Review of Blindsided

Blindsided (2013)
5/10
pathetic
24 December 2015
Michelle Monaghan and Michael Keaton star in "Blindsided," a 2013 straight-to-video film coproduced by Keaton for reasons known only to him.

Monaghan plays a former photojournalist, Sara, who was blinded by a suicide bomber while covering a war and still suffers from PTSD. If she didn't suffer from it, she would have been by the time the action in this film finished.

On New Year's Eve, the man she is living with, Ryan (Andrew Walker) is killed by a former associate from whom he stole a fortune in diamonds. Sara has been out, and it takes her a while after she returns home to stumble across the body, and the perpetrator (Barry Sloane) is still in the apartment. He is joined by the brains of the organization, Hollander (Keaton) and together they try by various sadistic means to find out where the loot is.

This is really cliché-ridden claptrap, derivative, predictable, and how dare anyone compare it to Wait Until Dark. You know every move the villains are going to make. What's more, you know where the diamonds are hidden. You also know what the end of the film is going to be. It's all too obvious.

Michael Keaton does a terrific job, but this is a generic mean guy role. Michelle Monaghan does okay, but these are all generic characters there to serve the predictable action.

There were a lot of holes in this thing. First off, why not look for the diamonds in the apartment? Or a key to a safe deposit box? How do you know Sara knows where they are? Quite possibly she knows nothing of Ryan's past and therefore nothing about any theft. And what a place to hide them. If this had been shown in a theater, the entire place would be yelling out the hiding place.
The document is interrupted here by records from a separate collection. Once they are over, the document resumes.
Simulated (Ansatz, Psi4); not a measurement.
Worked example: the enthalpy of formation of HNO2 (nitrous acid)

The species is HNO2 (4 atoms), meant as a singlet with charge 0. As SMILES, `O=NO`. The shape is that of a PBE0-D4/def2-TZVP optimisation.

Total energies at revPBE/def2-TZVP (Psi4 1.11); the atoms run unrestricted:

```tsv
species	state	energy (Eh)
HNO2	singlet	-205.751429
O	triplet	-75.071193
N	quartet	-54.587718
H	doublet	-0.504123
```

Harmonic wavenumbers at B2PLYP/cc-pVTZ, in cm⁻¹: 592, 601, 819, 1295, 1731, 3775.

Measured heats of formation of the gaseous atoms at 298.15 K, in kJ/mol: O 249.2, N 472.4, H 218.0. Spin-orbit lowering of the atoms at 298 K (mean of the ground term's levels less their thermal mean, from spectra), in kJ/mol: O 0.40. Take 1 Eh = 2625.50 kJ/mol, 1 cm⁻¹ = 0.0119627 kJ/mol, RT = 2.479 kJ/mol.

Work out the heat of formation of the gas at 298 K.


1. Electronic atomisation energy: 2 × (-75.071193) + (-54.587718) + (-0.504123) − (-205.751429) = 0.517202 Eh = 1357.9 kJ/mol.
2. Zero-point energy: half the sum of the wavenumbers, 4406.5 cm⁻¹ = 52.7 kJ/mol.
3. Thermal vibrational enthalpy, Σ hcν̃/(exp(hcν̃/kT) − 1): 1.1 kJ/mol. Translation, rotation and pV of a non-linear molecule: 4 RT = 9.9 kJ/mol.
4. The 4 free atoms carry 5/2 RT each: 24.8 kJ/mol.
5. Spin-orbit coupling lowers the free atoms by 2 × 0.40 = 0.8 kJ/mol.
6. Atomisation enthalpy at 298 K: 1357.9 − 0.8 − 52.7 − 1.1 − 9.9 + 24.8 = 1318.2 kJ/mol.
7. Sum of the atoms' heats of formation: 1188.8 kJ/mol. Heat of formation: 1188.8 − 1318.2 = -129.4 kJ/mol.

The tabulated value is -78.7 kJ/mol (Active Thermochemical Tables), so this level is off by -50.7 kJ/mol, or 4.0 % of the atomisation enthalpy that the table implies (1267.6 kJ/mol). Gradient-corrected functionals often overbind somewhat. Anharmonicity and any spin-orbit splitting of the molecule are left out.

Secondly - and this I really didn't understand - this is a 2013 release. Okay, Sara gets into a room and locks the door. She gets on her computer, which takes vocal commands. And she's going to send an email. Well, I hope the person is checking messages. No cell phone with a quick connection to 911? A phone she can keep on so she can be found, should she not be able to get out her address? Though in the time it took her to get onto her email, she certainly could have. The woman is blind, and all she has if she needs help is a computer where she can e-mail someone? We know she had one while she was out. I think someone physically challenged would have it on her at all times.

I can't go on. Skip this movie. Rent Wait Until Dark where an entire audience screamed OUT LOUD at one part. They would have screamed here too - at the box office for their money back.